Today started out good. and then D got the phone call he had been waiting for.
A small glimer of hope. Maybe the nightmare would end. Maybe he could get his job back.
When he got home I knew. I knew the meeting didn't go as he hoped.
more tears. God I didn't think I could cry anymore. But I did. A whole new ocean seemed to form.
It's like a nightmare where you keep trying to outrun the invisable horror that is behind you and you just can't
3 weeks. That is about how long i have with him. I am so angry and heartbroken.
Why can't he stay with us. Why is he not seeing the way this is killing me.
and what about penny.
She loves him so much. But she is only 8 months old. How dare he even think of leaving her without memories of him.
I am so angry at so many right now.
Angry at him for giving up and even suggesting that we live without him...even for a day.
Angry at the company for not taking him back.
Angry at all of the companies that are hiring but didn't even call him for an interview.
Angry at the bad economy.
angry at the government for not fixing it.
Angry at myself for being so weak.
Why can't I just accept it. Why do I feel like i need to fight.
People are in much worse situations than us. but why do I feel like we are as bad off as others.
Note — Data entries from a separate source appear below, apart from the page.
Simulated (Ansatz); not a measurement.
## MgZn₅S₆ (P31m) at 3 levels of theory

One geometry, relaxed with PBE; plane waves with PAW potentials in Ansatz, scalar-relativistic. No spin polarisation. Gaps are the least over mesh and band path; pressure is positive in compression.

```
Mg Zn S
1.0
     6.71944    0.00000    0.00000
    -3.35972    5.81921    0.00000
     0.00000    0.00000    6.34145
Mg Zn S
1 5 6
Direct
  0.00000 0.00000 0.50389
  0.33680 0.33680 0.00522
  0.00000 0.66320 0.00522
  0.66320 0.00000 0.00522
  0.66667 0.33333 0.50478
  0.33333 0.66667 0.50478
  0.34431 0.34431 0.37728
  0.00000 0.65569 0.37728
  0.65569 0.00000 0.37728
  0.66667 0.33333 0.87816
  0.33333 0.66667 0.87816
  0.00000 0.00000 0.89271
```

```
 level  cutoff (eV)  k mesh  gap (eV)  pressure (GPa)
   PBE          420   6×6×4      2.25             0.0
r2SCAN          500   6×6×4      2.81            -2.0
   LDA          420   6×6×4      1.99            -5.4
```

Tonight D told me that if it came down to it and we had to live with my parents and he lived in his car he would probably not last long. He would just go live in the woods...dissapear...live off the grid.
A stronger woman would say "fine, fuck you then!" pack her pags and the baby up in the car and drive away without looking back.
I beg and plead for him to think about it. I stay because I love him so much.
I have to be strong for my daughter.
But how can you be strong when half of your heart is ripped away?